Military Camp Wainwright
The 583 km2 (225 sq mi) Buffalo National Park was closed in 1940 and the property leased by the Government of Alberta to the Department of National Defence for the creation of an ammunition storage facility as well as an army training camp. DND owned an adjacent 75 km2 (29 sq mi) property and used the facility for live-fire artillery, armoured and infantry training.
Called Wainwright Military Camp, or just Camp Wainwright, after the nearby Canadian National Railways division point, the facility saw use from January 29, 1945 to May 24, 1946 as a prisoner of war internment camp for 523 captured German officers, soldiers and civilians from its first day of operation to 1,100 POW's at its peak. During the 16 months the POW Camp was in full operation, only two prisoners made a successful escape, although they were recaptured just over a month later, but not until they had reached Gary, Indiana.

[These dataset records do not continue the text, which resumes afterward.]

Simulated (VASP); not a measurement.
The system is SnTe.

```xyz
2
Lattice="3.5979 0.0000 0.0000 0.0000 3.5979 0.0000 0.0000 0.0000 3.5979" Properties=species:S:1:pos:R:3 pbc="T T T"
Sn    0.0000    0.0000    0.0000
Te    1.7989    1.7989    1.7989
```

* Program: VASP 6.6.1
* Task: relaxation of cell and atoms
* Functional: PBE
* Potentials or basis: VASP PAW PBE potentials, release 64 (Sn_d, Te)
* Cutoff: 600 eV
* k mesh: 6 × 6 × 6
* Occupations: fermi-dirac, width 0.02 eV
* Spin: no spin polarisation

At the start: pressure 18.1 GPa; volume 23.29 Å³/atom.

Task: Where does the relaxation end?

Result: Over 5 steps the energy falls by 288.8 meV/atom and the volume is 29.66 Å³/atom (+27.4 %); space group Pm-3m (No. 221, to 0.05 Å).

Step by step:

Decommissioned as a POW internment camp in 1946, Camp Wainwright reverted to a Canadian Army training facility. The Camp staff and Guard company were reduced to nil strength a few weeks later, marking the end of this chapter of CFB/ASU Wainwright's history. Wainwright's infrastructure expanded significantly during the Korean War as buildings were constructed to house and train soldiers in three Canadian Army battalions, as well as units that would form British Commonwealth Forces Korea such as the 25th Canadian Infantry Brigade.